Record Revenue and Outlook for Top-Line Growth

Arlo closed Q4 with $141.0 million in revenue, edging past the high end of guidance and lifting full‑year sales to roughly $530 million. Management sees this momentum continuing into 2026, projecting consolidated revenue between $550 million and $580 million as the company leans more heavily into high‑margin services.

Services Expansion and Rising Revenue Mix

Services remain the growth engine, with Q4 service revenue climbing about 39% year over year to $89.0 million, or 63% of total revenue. For the full year, subscriptions and services reached $316.4 million, about 60% of sales, and Arlo expects services to exceed 65% of revenue in 2026, underscoring its shift toward recurring SaaS income.

ARR Momentum Underpins Recurring Revenue Model

Annual recurring revenue hit $330 million, up 28% from a year earlier, providing a solid base of predictable cash flows. Management is targeting continued ARR expansion and expects 2026 service revenue between $375 million and $385 million, signaling confidence in long‑term subscription demand.

Profitability Surges with Strong Earnings Leverage

Profitability improved sharply, as adjusted EBITDA for 2025 reached $74.7 million, up 85% year over year, for a 14.1% margin, while Q4 adjusted EBITDA jumped roughly 138% to $23.3 million. Non‑GAAP EPS climbed to $0.70 from $0.40 in 2024, and management is guiding to 2026 non‑GAAP EPS of $0.75 to $0.85, reflecting further earnings leverage.

SaaS Unit Economics Strengthen Customer Lifetime Value

Customer metrics highlighted improving unit economics, with monthly churn down to 1%, implying 99% monthly retention across the base. Average revenue per user rose to $15.30 from about $12.60, lifting subscriber lifetime value to $917 and pushing the LTV‑to‑CAC ratio to 4.0, signaling efficient customer acquisition and attractive returns.

Gross Margin Expansion Led by High-Margin Services

Corporate non‑GAAP gross margin expanded more than 1,000 basis points year over year to a record 47.8%, driven by the mix shift toward services. Subscription and services gross margin reached about 84% in Q4, with retail‑paid subscriptions at roughly 94%, highlighting the structural profitability of Arlo’s recurring revenue model.
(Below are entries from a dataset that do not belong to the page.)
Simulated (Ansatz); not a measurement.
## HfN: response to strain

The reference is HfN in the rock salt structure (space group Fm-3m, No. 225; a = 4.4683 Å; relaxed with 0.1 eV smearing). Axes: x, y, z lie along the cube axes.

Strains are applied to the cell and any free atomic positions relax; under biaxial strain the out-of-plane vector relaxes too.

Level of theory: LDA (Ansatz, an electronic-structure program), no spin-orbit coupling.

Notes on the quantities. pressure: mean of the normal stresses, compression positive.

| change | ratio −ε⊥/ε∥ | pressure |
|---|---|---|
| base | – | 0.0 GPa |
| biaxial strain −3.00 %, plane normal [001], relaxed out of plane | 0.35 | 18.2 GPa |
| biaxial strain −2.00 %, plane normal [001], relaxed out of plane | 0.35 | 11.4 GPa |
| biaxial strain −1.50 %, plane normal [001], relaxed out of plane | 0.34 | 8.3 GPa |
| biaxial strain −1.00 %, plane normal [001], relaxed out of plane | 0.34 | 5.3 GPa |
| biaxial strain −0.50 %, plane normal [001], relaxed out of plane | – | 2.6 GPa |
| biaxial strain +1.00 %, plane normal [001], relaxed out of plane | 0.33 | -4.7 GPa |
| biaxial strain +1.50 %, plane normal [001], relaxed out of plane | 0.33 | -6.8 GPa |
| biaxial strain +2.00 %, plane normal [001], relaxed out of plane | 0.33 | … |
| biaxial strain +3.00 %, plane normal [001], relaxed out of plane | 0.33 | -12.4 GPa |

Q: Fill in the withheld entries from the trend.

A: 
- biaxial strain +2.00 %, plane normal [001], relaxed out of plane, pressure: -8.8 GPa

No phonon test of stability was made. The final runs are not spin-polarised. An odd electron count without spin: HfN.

Major Product Launch Fuels Retail Channel Gains

The company executed the largest device launch in its history, rolling out more than 109 SKUs and shipping over 800,000 units in the first 60 days. Retail sell‑through was robust, with unit sales growing more than 20% year over year and Walmart shelf space nearly doubling for the new lineup, supporting hardware‑led subscriber growth.

Strategic Partnerships and Capital Deployment

Arlo underscored new strategic alliances, including a Samsung SmartThings service offering, an Xfinity collaboration with Comcast, and continued integration with ADT, which are expected to ramp meaningfully in 2027. On capital allocation, the board authorized an additional $50 million share repurchase after buying back $45.5 million in 2025, and the company invested $12.8 million in Origin Wireless to bolster its technology stack.

Product Gross Margin Still a Drag

Despite overall margin gains, Q4 product gross margin remained negative at roughly –14.4%, weighed down by end‑of‑life costs on older devices and promotional discounts around the big launch. Management noted an improvement of about 300 basis points versus Q3 but acknowledged that product remains a headwind to consolidated margins until mix and costs improve further.

Tariff Overhang Adds Cost Uncertainty

Tariffs remain another source of pressure, as Arlo faces legal and regulatory uncertainty after a recent court ruling, prompting management to assume a 20% tariff in its outlook. This conservative stance bakes elevated product costs into guidance until there is greater clarity, potentially dampening near‑term hardware profitability.

Memory Costs and Supply-Chain Considerations

Rising memory prices also pose a headwind, with management estimating memory at roughly 4% to 6% of the bill of materials and acknowledging recent cost increases. Arlo expects multi‑supplier access to help mitigate the impact and has already incorporated higher component costs into its financial plans, aiming to protect margins.

One-Time and Lower-Margin Revenue Elements

About $4 million of Q4 services revenue came from nonrecurring engineering work tied to a strategic partner, which boosts the top line but carries slightly lower margins and will not repeat regularly. Management separated this component to emphasize that the core trajectory of subscription profitability remains intact despite the mixed revenue quality.

Inventory Management After a Major Launch

Inventory ended Q4 at $41.2 million, with turnover slipping to 5.9 times from 6.4 times in Q3, a modest softening following the large product rollout. Executives attributed the change to deliberate management of channel stocking and year‑end inventory levels, suggesting no major demand concerns despite the slower turn.

Guidance Points to Growing Services and Profitability

For Q1 2026, Arlo guided revenue to $135 million to $145 million with GAAP EPS between $0.01 and $0.07 and non‑GAAP EPS of $0.17 to $0.23. For full‑year 2026, the company expects $550 million to $580 million in revenue, service sales above 65% of the total, more than 20% service‑revenue growth, rising ARR, improving product margins, and expanding profitability and free cash flow, assuming current tariffs stay in place.

Arlo’s earnings call painted the picture of a company steadily transforming from a hardware vendor into a high‑margin subscription platform, with strong growth and cash generation offsetting pockets of product and cost pressure. For investors, the key themes are accelerating services, improving unit economics, and disciplined guidance that leaves room for upside if hardware margins and tariff headwinds ease.